New kids’ podcast shares uplifting tales focused on environmental and social justice
From the creators of the award-winning podcast Out There comes Once Upon a Meadow. Launching February 7, this innovative program for 4- to 9-year-olds features fictional tales about a community of animals and plants who work together to flourish, despite their differences.
“In today’s fractious times, we need uplifting stories that help children learn to compromise and treat others with respect,” said Jeff Lockwood, an ecologist and the writer-narrator of the stories.

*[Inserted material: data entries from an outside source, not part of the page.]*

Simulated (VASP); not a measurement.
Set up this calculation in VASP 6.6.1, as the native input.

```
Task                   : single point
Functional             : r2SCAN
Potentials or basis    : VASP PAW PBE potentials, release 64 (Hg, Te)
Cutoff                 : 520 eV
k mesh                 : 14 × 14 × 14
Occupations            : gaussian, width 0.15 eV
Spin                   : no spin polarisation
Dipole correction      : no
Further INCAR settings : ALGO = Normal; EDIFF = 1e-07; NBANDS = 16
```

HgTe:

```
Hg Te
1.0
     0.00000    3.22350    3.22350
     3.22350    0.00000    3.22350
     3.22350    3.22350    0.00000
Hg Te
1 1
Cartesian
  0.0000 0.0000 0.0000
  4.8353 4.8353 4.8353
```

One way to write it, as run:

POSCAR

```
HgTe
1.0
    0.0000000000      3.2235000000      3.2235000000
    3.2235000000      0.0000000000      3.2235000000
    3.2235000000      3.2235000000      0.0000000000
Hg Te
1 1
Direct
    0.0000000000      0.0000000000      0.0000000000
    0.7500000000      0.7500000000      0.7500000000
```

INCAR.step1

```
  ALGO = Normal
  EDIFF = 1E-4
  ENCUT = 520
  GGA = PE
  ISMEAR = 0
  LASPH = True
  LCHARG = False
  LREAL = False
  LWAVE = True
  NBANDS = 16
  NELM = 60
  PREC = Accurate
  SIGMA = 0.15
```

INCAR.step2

In the tradition of Prokofiev’s “Peter and the Wolf,” each story includes original music by internationally acclaimed composer and pianist Nadav Amir-Himmel. Willow Belden, a former public radio journalist, host of Out There, and producer of Once Upon a Meadow, says the team sought to model the world they hope to create. “For example, Rabbit is nonbinary but doesn’t face discrimination,” Belden said. “In fact, we don’t draw attention to Rabbit’s gender at all. We simply use they/them pronouns. This normalizes the use of gender-inclusive language for young listeners.”
Each story was reviewed by consultants from QTBIPOC communities. One consultant, Tracey Owens Patton, a professor of Rhetoric and Critical Cultural & Mediated Studies, said Once Upon a Meadow allows children to “explore community, friendships, and … social justice issues in the 21st century at an age-appropriate level.” She added that the podcast helps kids to value seeing the world “through perspectives other than their own.”
Once Upon a Meadow includes more than tales of compassion and compromise. To encourage critical thinking, each episode concludes with young listeners sharing their thoughts about the story’s message.
In addition, the podcast’s website (onceuponameadow.com) provides materials for ongoing learning, from art projects to scavenger hunts.
Tara Hutson, a children’s librarian and marketing coordinator for the podcast knows what it takes to engage the energy and imagination of kids. “Podcasts are great for children,” Hutson said, “because they activate young minds more than watching something on a screen.”
With characters ranging from a moose to a honeybee, Lockwood said, “Our tales include all creatures great and small, as well as silly, angry, kind, confused and wise—much like us.” Indeed, we could all use some gentle stories to help us think about the tough questions of living in community.